Morris also served as Canada’s first outreach director for the Green Burial Council of North America, which certified the Woodlands at Royal Oak Burial Park in Saanich as the first municipal green burial ground in the country.
Natural or green burial means human remains are returned to the earth to decompose naturally, without embalming, and wrapped in a shroud or placed in a fully biodegradable casket or alternative container.
More recently, he’s defining a new role for himself.
“My heart is really in supporting people at the end of their life and dying,” he said. “So I’m reinventing myself as an end-of-life coach.”
Participants, who were promised confidentiality from organizers, reported varied experiences.
“I really didn’t know what to expect,” said one woman. “It’s very interesting because in relating your thoughts, experiences — whatever — I think you’ll find many people are the same. It just doesn’t happen in social company. So this was lovely and easy.”
Another woman said the death café was a safe setting to explore upsetting feelings. She cried when she shared with her group her fears of losing a friend.
“I realized there was something that was bothering me. But in this very nurturing environment, I was able to speak about it.”
Participants were also invited to write any painful memory, emotion or thought that arose on a piece of paper. The papers were burned in a clay urn at the end of the discussions.
“So there’s this ritual of letting go through writing and burning this thing,” Morris said. “I’m trying to make it as healing as possible.”
The church plans to host monthly death cafés as part of its Oneness Wednesday series for the next six months. And the model is already spreading.
One attendee at last week’s event who heard of it for the first time that day said he now plans to replicate the model in Courtenay in the new year. Dale Presly is a hypnotherapist who hosts similar workshops as a volunteer with hospice.
“People are dying anyway, but we don’t often get together to discuss our shared experiences,” Presly said.

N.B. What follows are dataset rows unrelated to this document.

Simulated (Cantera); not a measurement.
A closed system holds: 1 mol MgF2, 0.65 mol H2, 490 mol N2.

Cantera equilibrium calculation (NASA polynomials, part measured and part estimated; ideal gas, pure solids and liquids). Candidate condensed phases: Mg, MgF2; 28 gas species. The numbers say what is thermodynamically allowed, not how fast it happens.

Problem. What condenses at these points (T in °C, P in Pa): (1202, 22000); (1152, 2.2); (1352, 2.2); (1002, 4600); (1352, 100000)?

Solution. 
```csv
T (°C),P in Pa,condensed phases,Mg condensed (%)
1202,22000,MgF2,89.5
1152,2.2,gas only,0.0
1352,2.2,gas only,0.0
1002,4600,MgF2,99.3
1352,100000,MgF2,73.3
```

“I think that’s really what it’s all about, is sharing your experience and realizing you’re not alone. And when you know you’re not alone, the fear drops. And when the fear drops, then everything changes. That part, alone, is so gratifying to see.”
Morris also said that if there is enough demand, he would like to bring it to other venues around Victoria — from community centres to other churches and schools.
“My intuition tells me the culture is hungry for this,” he said.